I would like to run Splunk in AWS. I would like to send log data to the system and, as Splunk indexes this, I would like Splunk to build a copy of my raw data in Amazon S3. I've looked at the following options, but nothing seems to quite fit:
Shuttl (https://github.com/splunk/splunk-shuttl) looks good, but nobody is actively developing this Splunk Archiving: This archives Splunk's native files. I could write something to move files to S3, but it doesn't seem that I could get the raw data? I would guess that the raw data is somewhere deep in Splunk's file format, but is this likely to change in the future? Also, archiving looks like it works on old data and I would like to move data to S3 as it is indexed. Splunk Hadoop Connect: This seems to export parsed data, not the raw data (although I may have read this wrong).

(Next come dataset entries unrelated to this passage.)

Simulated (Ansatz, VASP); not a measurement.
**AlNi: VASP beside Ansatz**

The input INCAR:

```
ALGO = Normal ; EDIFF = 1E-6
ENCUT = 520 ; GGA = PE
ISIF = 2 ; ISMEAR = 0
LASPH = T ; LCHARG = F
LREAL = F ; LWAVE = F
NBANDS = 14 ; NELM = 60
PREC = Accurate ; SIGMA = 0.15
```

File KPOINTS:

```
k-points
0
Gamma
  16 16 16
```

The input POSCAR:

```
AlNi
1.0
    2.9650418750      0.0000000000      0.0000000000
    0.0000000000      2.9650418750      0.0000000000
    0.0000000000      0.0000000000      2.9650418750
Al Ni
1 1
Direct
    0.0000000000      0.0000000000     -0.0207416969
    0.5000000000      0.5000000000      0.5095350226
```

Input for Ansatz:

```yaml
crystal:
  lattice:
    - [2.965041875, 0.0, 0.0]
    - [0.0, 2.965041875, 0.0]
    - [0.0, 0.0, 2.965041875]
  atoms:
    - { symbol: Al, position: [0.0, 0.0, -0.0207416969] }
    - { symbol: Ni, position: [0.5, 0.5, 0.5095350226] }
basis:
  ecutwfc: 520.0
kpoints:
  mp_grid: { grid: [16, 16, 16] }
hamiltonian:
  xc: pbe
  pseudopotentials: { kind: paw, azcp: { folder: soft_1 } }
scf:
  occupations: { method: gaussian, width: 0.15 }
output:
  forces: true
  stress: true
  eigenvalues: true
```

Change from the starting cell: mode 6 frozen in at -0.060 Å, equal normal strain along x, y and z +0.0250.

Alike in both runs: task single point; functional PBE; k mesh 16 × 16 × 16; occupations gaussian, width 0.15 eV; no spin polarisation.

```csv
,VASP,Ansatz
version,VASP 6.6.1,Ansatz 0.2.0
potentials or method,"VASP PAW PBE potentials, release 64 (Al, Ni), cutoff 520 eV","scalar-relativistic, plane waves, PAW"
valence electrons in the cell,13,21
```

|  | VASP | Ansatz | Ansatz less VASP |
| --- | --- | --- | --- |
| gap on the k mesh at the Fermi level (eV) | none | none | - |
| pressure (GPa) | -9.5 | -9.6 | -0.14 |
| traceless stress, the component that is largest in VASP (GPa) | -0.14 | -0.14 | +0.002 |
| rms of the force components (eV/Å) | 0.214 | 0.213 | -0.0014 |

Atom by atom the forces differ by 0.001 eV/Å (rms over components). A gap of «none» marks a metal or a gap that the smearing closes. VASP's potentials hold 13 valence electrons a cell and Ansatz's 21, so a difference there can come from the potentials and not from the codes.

Have Splunk monitor a DIFFERENT directory than where the files are coming and tell it to delete the files when it is done with them like this in inputs.conf:
move_policy = sinkhole
Then have a script in the cron firing continuously that does this:
For every file in the incoming directory:
IF the file is not in the "linked" DB, create a copy/link to MyPath where Splunk is monitoring, then add it to the "linked" DB.
ELSE if the file is no longer linked to the Splunk directory, archive it to Amazon S3 (Splunk is done with it) and remove it from the "linked" DB.